$Q(\sqrt{2})=Q((\sqrt{2}+1)^n)$ Observe that we have $Q(\sqrt{2})=Q((\sqrt{2}+1)^n)$.
More generally, assume that $K$ is a finite extension of Q. Is there any $\alpha \in K$ such that $K=Q(\alpha^n)$ for every $n \in N$?
 A: The answer for non-real quadratic extensions of ${\mathbb Q}$ is Yes. For most elements $\alpha\in K$, the number $\gamma:=\frac\alpha{\bar\alpha}\in K$ is of modulus $1$ but not a root of unity. The reason is that quadratic roots of unity are finitely many, and an equation $\bar\beta=x\beta$ determines a line in the lattice $K$.
The fact that $\gamma$ is not a root of unity ensures that for every $n\ge1$, 
$$\alpha^n=p_n\alpha+q_n,\qquad p_n,q_n\in{\mathbb Q},$$
and
$$p_n=\frac{\bar\alpha^{n}-\alpha^{n}}{\bar\alpha-\alpha}\neq0.$$
Therefore $K={\mathbb Q}(\alpha^n)$ for every $n\ge1$.
A: $\def\QQ{\mathbb{Q}}$This question seems unmotivated to me, but I might as well answer it: Yes, for any finite extension $K \supset \QQ$, there is some $\alpha \in K$ such that $\QQ(\alpha^n) = K$ for all nonzero integers $n$.

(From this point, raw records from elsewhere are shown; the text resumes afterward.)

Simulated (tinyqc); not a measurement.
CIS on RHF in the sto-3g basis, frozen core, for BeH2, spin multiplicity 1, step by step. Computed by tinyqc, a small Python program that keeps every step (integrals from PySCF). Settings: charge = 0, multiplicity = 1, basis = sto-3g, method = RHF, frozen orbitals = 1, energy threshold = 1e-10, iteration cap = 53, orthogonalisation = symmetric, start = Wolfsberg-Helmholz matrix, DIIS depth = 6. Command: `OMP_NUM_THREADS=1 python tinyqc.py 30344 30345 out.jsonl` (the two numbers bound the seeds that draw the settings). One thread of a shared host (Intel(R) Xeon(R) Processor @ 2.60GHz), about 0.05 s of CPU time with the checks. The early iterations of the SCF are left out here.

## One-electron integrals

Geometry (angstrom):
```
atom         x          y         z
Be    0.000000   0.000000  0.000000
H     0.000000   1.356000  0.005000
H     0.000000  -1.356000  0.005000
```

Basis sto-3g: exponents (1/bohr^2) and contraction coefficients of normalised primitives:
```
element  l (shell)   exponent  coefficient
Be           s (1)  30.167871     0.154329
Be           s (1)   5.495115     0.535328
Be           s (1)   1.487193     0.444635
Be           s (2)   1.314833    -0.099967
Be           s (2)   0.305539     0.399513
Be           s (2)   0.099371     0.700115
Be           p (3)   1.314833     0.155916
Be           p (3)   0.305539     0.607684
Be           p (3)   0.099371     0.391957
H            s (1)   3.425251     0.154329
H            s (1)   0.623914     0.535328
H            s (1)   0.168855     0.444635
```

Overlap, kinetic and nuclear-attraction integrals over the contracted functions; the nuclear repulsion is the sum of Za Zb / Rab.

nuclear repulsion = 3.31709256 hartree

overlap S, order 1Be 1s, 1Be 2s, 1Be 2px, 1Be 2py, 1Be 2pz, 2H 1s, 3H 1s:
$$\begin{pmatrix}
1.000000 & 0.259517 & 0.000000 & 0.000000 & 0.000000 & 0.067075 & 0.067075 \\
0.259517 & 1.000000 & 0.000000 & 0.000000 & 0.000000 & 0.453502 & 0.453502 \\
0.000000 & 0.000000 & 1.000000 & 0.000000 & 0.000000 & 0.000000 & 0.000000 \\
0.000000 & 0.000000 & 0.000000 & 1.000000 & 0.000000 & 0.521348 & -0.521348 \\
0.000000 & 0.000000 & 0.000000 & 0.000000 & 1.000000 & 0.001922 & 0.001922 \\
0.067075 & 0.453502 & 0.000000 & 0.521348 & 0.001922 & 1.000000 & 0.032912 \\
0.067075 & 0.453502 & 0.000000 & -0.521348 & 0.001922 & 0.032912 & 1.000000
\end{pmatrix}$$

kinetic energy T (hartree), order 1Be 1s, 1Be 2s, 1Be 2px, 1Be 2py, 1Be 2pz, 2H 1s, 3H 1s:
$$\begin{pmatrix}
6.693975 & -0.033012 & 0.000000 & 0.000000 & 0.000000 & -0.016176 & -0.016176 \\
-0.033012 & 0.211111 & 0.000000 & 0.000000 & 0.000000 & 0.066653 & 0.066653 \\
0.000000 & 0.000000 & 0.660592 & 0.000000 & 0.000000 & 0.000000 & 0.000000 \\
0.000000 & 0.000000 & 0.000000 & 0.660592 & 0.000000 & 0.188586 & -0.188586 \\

$\def\p{\mathfrak{p}}$Let $p$ be a prime which splits completely in $K$, say $p = \p_1 \p_2 \ldots \p_d$ with $d=[K:\QQ]$. We know that $p$ exists by Cebotarov. By the Chinese remainder theorem, there is some $\alpha$ such that the $d$ valuations $v_{\p_i}(\alpha)$ are all distinct. So, for any $n$, the $d$ valuations $v_{\p_i}(\alpha^n)$ are all distinct.
If $L$ is a proper subfield of $K$, then there is some pair $\p_i$ and $\p_j$ such that $\p_i \cap L = \p_j \cap L$. (Because $p$ can only break into at most $[L:\QQ]$ factors in $L$.) So, if $\alpha^n$ were in $L$, then $v_{\p_i}(\alpha^n)$ would equal $v_{\p_j}(\alpha^n)$. This contradiction shows that $\alpha^n$ is not contained in any subfield of $K$.
Remark: One can make the same argument work using the archimedean place, if it happens that $K$ is totally real. This is what is happening in the case of $\QQ(\sqrt{2})$.  
A: In a more general setting, the following is true : let $K$ be an infinite field and $L/K$ be a finite separable extension whose Galois closure $M$ contains only finitely many roots of unity (this assumption is true for number fields). Then there exists $\alpha \in L$ such that $L=K(\alpha^n)$ for every $n \geq 1$.
Proof : let $d=[L:K]$ and $\sigma_1,\ldots,\sigma_d$ be the distinct $K$-embeddings of $L$ into $M$. Given $\alpha \in L$, we have $L=K(\alpha)$ if and only if $\sigma_1(\alpha),\ldots,\sigma_d(\alpha)$ are pairwise distinct. If $i \neq j$ then the equation $\sigma_i(\alpha)=\sigma_j(\alpha)$ determines a strict $K$-subspace of $L$. Moreover, the equation $\sigma_i(\alpha^n)=\sigma_j(\alpha^n)$ is equivalent to $\sigma_i(\alpha)= \zeta \cdot \sigma_j(\alpha)$ for some $\zeta \in \mu_n(M)$. The set of $\alpha$ satisfying the last condition is again a strict $K$-subspace of $L$ because $\sigma_i(1)=\sigma_j(1)=1$. Since the union of finitely many strict subspaces of $L$ cannot be equal to $L$, the result follows.
EDIT. Note that this proof is based on the same idea as in Denis's answer : if $K$ is a quadratic field, the embeddings of $K$ are just the identity map and the map $\alpha \mapsto \overline{\alpha}$.
A: Choose a prime $p$ that splits completely in $K$, and let
$\mathfrak{P}$ denote a prime in $\mathcal{O}_K$ above $p$. There
exists an integer $h$ such that $\mathfrak{P}^h$ is principal;
write $\mathfrak{P} = (\alpha)$.  I claim that
$K = \mathbf{Q}(\alpha^n)$ for all $n$. 
To see this, suppose that $\alpha^n$ lived inside some proper 
subfield $E$. It's easy to see that the ideal $\alpha^n \mathcal{O}_E$ is divisible by $\mathfrak{p} =
\mathfrak{P} \cap \mathcal{O}_E$. But, by construction, the prime
$\mathfrak{p}$ splits into $[K:E] > 1$ distinct primes in $K$, which
is incompatible with the factorization $(\alpha^n) = \mathfrak{P}^{nh}$
in $\mathcal{O}_K$.